Alex Ross

Alex Ross at Cal Performances

Chaconne * Notes * 
Cal Performances presented a lecture from Alex Ross entitled Chacona, Lamento, Walking Blues: Bass Lines of Music History last Thursday in Berkeley. The talk is based on the second chapter of his new book, Listen to This. We started off with the chaconne, a Spanish dance popular in the early 17th century. The passacaglia was also mentioned, since both have common origins and are often in triple meter. Ross discussed and played snippets of everything from Monteverdi, Pachelbel, Purcell, Bach, and Beethoven to Nina Simone, the Beatles, the Eagles, and Bob Dylan. Some of his musical examples were even recordings of his own piano playing. I particularly enjoyed hearing Andreas Scholl singing John Dowland's "Flow My Tears" and Lorraine Hunt Lieberson in the Philharmonia Baroque Orchestra recording of Dido and Aeneas.

* Tattling * 
The audience was not entirely attentive, and there was some electronic noise. The evening was rather warm, and the temperature in Wheeler Hall was terribly comfortable. Perhaps my sailor outfit was not apropos, and Miss LCU may have had the correct idea with her safari wear.

After the performance Ross stayed around for questions. I finally had a chance to introduce Axel Feldheim to M. C—, and we all had the chance to greet Mr. Ross.

The Rest is Noise in Performance

The-rest-is-noise * Notes * 
San Francisco Performances presented a delightful lecture from Alex Ross this morning in San Francisco's Herbst Theatre. The performance included musical examples from pianist Ethan Iverson. We were basically given a tour of 20th century music, Ross would talk about Schoenberg or Stravinsky or Charlie Parker, and then Iverson would play their music for a few minutes. Highlights included Gershwin's first piano prelude and Ross quoting Theodor Adorno on Sibelius in an absolutely ridiculous voice. The 90 minute event covered twelve composers and concluded with the audience suggesting about a dozen keys for Iverson, who took them and improvised a piece for us.

* Tattling * 
The audience seemed quiet and attentive, though a mobile phone rang as Ross was speaking about Bartók. Certain people did have difficulty sitting still for the duration of the lecture, perhaps because it lacked an intermission.

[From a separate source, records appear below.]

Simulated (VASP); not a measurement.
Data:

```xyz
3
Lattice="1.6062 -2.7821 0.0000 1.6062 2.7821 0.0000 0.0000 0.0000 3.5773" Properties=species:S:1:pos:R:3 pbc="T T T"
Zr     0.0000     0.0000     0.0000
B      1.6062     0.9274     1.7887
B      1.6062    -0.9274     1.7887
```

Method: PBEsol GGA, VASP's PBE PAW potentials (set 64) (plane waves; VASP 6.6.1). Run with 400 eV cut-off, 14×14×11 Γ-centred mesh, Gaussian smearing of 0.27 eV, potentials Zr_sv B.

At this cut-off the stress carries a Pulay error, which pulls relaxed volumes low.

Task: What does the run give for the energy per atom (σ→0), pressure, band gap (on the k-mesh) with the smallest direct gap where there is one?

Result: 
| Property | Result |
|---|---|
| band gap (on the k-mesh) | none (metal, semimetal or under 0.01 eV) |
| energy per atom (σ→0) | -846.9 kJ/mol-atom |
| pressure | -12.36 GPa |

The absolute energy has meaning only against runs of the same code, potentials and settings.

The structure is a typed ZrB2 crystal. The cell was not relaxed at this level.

After the performance Ross and Iverson hawked and signed wares in the lobby. Axel Feldheim and I stood awkwardly near their table, and then greeted the Treasurer of WSNC, who was first in line.

Alex Ross at JCCSF

Alex_ross * Notes * 
Alex Ross was interviewed yesterday by San Francisco Chronicle music critic Joshua Kosman as part of the JCCSF's Arts & Ideas series. We heard about how Ross was surprised by a phone call from Chicago one Monday, and his concern it was about the repossession of his cats. Of course, it was the MacArthur Foundation, letting him know he had was one of the 2008 MacArthur Fellows. It was an entertaining conversation, we learned that The New Yorker offices are not filled with doddering alcoholic writers spouting witticisms and that Ross' first draft of The Rest is Noise was 1,200 pages long and took two years to cut down. It certainly was fun to hear about how Ross came to 20th century music as college student, and how he didn't know that one was not supposed to like Stockhausen, Ligeti, Britten, and Vaughan Williams all at the same time. Read a more complete account of what happened over here.

* Tattling * 
Fisher Hall was sold out and the crowd was exceedingly respectful. Ross took questions from the audience, and we were treated to an anecdote about Jackie Kennedy's response to Aaron Copland's Connotations.

I had my copy of The Rest is Noise signed by Mr. Ross, and I was too shy to mention The Opera Tattler to him. Thankfully, the author of Not For Fun Only piped up about it, so I got to be completely abashed, etc. I also had the pleasure of meeting Joshua Kosman, who regaled me with a fine tattle about loud snoring at a recent symphony performance.